A peek behind the curtains—to top secret aerospace research, the Hubble Telescope, and Steve Jobs’ living room.
“Alan, this is Steve.”
Alan Brooking ran through his mental contact list. Steve? Steve? Then the voice on the phone gave a Cupertino address and it clicked. Steve Jobs.
Brooking was the head of the Louis H. Hill Company at the time, a Santa Clara outfit that specialized in drapes, blinds, and any manner of device to control light in a room. His business had installed the tracks and security curtains that Lockheed Martin used to hide top-secret projects from underclearanced eyes. He had hung the static-free curtains for the entryway of the NASA cleanroom where the Hubble Telescope was built. Even the laser barriers at the Lawrence Livermore National Laboratory were installed by his company.
And sometimes work extended into a Valley luminary’s home, such as Steve Jobs’.
Brooking remembers the house call, and finding that the cord to the blinds he had recently installed had been cut. Jobs admitted, the cord had been too long for his tastes, so he took some interior design initiative. Turns out simple, no frills design might have sold millions of computers, but its application has its limits.
The company had deep roots in California, as it was held in Alan’s wife’s family for years. Susan Brooking’s uncle, Louis Hill, sold school projectors until he realized how many windows there were in schools, and how dark a room had to be in order to operate a projector. That’s when Hill went from selling a few projectors, to many darkening drapes for the schools that sprouted up all over the Bay Area in the ’50s and ’60s.
The transition from schools to tech companies was a natural for the company, and one that Alan helped guide. When the Brookings retired and sold the company, they were left with a commercial building, but no company.
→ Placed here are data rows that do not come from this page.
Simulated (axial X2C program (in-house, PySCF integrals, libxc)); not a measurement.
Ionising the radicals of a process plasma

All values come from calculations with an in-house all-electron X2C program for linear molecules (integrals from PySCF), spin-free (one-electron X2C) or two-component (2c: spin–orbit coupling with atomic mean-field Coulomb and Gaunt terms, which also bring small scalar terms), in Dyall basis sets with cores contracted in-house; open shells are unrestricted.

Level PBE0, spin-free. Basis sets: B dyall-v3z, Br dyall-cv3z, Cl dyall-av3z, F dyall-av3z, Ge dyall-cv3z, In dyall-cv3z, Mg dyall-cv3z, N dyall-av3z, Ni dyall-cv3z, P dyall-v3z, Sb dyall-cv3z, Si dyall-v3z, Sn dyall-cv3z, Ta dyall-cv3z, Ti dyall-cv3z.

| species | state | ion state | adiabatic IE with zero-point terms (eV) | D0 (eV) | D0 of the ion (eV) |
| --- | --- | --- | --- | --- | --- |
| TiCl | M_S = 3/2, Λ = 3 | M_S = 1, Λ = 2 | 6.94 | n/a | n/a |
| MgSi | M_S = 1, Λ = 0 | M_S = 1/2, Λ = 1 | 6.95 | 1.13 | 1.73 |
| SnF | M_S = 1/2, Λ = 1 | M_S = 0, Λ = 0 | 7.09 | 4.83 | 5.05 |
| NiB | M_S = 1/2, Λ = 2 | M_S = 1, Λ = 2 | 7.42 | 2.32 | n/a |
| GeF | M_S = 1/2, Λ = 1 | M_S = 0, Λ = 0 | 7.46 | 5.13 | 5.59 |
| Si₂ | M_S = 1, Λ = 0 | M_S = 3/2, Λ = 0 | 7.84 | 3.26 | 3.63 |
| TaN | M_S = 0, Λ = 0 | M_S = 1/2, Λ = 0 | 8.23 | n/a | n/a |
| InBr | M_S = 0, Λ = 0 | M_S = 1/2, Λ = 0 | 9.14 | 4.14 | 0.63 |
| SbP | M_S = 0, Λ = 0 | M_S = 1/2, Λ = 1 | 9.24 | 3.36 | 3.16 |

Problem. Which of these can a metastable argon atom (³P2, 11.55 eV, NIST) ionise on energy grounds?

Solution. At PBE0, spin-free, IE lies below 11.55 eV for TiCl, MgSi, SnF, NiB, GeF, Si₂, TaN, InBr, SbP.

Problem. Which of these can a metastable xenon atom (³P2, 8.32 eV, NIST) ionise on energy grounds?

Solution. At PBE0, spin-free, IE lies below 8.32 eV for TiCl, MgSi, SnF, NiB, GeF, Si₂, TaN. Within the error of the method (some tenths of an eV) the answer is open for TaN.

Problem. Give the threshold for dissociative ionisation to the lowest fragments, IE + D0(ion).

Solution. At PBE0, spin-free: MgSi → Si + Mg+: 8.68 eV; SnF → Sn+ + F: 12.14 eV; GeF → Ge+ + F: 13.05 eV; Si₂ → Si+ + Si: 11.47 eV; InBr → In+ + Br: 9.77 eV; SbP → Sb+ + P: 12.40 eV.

“We never saw ourselves as commercial landlords,” Susan said about their decision to donate the building to Santa Clara University. “We’re glad that we were able to do something for young people, who will be the next generation of California’s entrepreneurs.”
And when those entrepreneurs build the companies that face the future, it just might be Louis Hill blinds that keep the glare out of their eyes.